Harvest season has been a long haul this year. I have had a hard time keeping up with everything, from the influx of fresh food, to the realizations that we need to move on to bigger and better things. The crux of our business is from the two greenhouses Rob and a friend took on as well as a small acreage at a different site. The reality of trying to balance home life, Rob’s full time job, the vision for our property, the gardening projects offsite and other (numerous) commitments we both have outside the house has been trying at times. At times it has been overwhelming! I have never resented abundance before and feel embarrassment over the feeling. The bushels and bushels…and bushels of food kept appearing, and along with them the commitment of work needed to preserve the food, and as the days ticked by the smell of rot crept in as we failed to keep up with it all…not to mention our impressive crop of fruit flies!
Rob is amazing at getting things done…especially when it comes to processing food. He is often the one coaxing me out of my reading chair in the evening to process this or that. As a result of nearly two months of work (salsa, salsa verde, a variety of soups, dried tomatoes, fruit leathers, fermented tomato sauce, fermented beets, stewed tomatoes, watermelon jerky, sauerkraut, fermented hot pepper sauce, dried pears and apples) I believe that tonight will be the last night of this very long haul! We are left with cucumbers to turn into a fermented relish and a few more watermelons to dry into jerky. Mind you, our back porch is covered with squash and pumpkins that will need attention, but not for a while yet. We have some space before we have to deal with them. I see it as time to recover from the marathon this has been!

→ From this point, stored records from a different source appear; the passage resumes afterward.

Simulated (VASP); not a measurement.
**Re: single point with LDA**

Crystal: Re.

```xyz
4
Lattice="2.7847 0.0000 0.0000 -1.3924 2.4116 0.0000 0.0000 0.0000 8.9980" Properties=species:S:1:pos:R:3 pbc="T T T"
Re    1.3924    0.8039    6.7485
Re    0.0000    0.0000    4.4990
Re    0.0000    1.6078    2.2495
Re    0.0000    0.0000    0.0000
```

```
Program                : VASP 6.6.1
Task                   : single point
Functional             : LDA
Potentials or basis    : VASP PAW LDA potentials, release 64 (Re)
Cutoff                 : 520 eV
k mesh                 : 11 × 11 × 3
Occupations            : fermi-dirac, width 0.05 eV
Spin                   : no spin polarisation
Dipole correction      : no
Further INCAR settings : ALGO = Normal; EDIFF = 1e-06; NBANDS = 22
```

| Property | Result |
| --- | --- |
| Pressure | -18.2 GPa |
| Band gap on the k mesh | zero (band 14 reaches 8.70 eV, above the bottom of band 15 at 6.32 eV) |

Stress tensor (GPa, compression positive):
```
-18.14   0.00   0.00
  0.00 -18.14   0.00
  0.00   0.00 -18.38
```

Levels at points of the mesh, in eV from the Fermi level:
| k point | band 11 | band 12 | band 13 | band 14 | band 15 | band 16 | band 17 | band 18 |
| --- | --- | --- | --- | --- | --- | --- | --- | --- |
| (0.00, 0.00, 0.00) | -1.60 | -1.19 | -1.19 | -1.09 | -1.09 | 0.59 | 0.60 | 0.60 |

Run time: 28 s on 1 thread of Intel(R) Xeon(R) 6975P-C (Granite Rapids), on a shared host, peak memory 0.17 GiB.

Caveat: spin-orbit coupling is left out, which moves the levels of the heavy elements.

I am excited that this day signals the ending of a very difficult chapter in our life. A chapter where we were required to keep going despite the protests…from our children, our bodies, our minds and our hearts. It is time for us to pull in our roots. As a plant prepares for winter, we too shall bring back our extended selves. It is time for us to recuperate. It is time to start enjoying the abundance of our harvest. We have such a high yield! And we have certainly gained more than just edibles this year. While reflecting on this past few months, it is hard to miss the fact that it was not the processing of food that was actually causing us stress. At the edges of the stress, we realized that it was that the food preservation had to be squished in around all the other things. The stress came when it couldn’t be the focus we needed it to be.
We have learned so much from the past few months. We set out in the Spring with the goal of figuring out what it is that we wanted to do with ourselves. Our plan was to have one crazy year to try things out and see what came of it all. We wanted to gain clarity about what we wanted to do with our lives. How did we envision our future? What were our real goals? We aimed to hone in on our holistic goal. After a lot of hard lessons, what we want to do is now clear. We want to be homesteaders living debt-free. We are not sure just how this will manifest, but more than ever we are eager to find as many ways as possible to integrate all the parts of our lives. What this year has taught us is the true value of integrating, not segregating. We want to be farming our own land, producing our own food, and using our energy and creativity for our own goals. As we wind down the busyness, slowly pulling inward, we have the opportunity to hunker down, turn inside and to each other to begin visioning how we make our dream a reality.